Fantasy Baseball: What Can We Expect From Ryan Zimmerman Moving Forward?
Like we all predicted, Ryan Zimmerman is leading the National League in hits, RBI, batting average, slugging percentage, OPS and total bases. He’s merely tied for the league lead in home runs with prankster and Cincinnati Reds destroyer Eric Thames.
Zimmerman has clearly had a career month for the Washington Nationals despite losing some spotlight to teammate Anthony Rendon’s historic 10-RBI game this past Sunday. But for a player drafted outside the top 400 -- per National Fantasy Baseball Championship data -- before the season, how much faith can we put into Zimmerman's blistering April start?
Fun With Numbers
The first item that stands out is a .448 batting average on balls in play (BABIP), which is simply incredible. There’s some inherent silliness when analyzing April numbers and relatively small samples, and getting a hit almost half the time you make contact in fair territory certainly qualifies.
There are some positive things to take away, though. The contact that he does make is of good quality, which makes sense as only 10.1% of his hits qualify as soft contact, well below his career average of 15.1%. His line-drive (21.7%) and fly-ball (40.6%) rates are both improved over career averages.
These increases are encouraging enough for him to continue to be productive even as the BABIP stabilizes.
A noticeable change comes in his O-Swing% and O-Contact% rates, which track how often a batter swings at (O-Swing%) and makes contact with (O-Contact%) a pitch outside of the strike zone. Compared to his career averages, Zimmerman shows a dramatic increase in both of these rates to begin the season.
These could help explain the very high BABIP -- Zimmerman is swinging at more pitches outside of the zone, but he is also making contact with those pitches significantly more often. That combined with a slightly decreased walk rate (6.3% in 2017, compared to his 8.5% career average) suggests some of those walks have been converted to hits by swinging at pitches he may otherwise take.
Moving forward, the hope is that as the BABIP levels off, his walk rate will normalize as well if he starts not swinging at those pitches outside the zone.
If you ask Zimmerman himself, the biggest factor in his early success is health. Over the last few years, injuries have plagued him -- multiple shoulder procedures combined with nagging wrist and hamstring problems. Maybe all Zimmerman needed was to put those health concerns in the rearview mirror to return to his All-Star form.
It’s unrealistic to expect Zimmerman to maintain this actual level of production going forward, so if someone is willing to trade you Anthony Rizzo for him, then by all means do it.

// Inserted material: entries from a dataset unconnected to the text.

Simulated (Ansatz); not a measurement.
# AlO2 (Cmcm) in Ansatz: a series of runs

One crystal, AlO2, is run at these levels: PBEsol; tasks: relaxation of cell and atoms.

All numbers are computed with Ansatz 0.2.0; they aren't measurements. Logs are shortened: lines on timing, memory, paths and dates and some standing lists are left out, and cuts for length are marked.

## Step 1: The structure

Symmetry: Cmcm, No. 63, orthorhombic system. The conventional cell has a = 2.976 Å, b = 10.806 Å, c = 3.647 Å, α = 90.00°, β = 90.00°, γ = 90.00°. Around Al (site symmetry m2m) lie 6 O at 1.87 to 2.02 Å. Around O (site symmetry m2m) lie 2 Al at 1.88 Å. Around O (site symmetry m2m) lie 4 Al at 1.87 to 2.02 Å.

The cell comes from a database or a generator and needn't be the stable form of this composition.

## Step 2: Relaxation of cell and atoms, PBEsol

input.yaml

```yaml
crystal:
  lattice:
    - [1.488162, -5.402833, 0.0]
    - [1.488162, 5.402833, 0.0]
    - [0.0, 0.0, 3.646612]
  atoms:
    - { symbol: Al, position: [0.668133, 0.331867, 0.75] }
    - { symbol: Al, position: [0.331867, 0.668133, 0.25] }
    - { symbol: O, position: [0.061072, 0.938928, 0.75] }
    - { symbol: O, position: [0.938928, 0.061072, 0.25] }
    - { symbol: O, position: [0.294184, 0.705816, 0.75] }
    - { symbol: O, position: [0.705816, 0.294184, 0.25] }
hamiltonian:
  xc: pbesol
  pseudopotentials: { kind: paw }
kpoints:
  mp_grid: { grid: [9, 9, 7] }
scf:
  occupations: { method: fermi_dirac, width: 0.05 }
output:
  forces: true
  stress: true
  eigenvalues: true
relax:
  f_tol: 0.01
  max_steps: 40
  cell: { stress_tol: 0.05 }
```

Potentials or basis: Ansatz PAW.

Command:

But ultimately, the lineup of sluggers around him should help him sustain the counting numbers (runs and RBI), so assuming he stays in the lineup, Zimmerman should continue to provide a nice return for fantasy owners this season even as he comes back to mortal levels. Our rest-of-season projections have him hitting 13 more jacks, scoring 51 more runs and racking up 49 more RBI with a .733 OPS the rest of the way.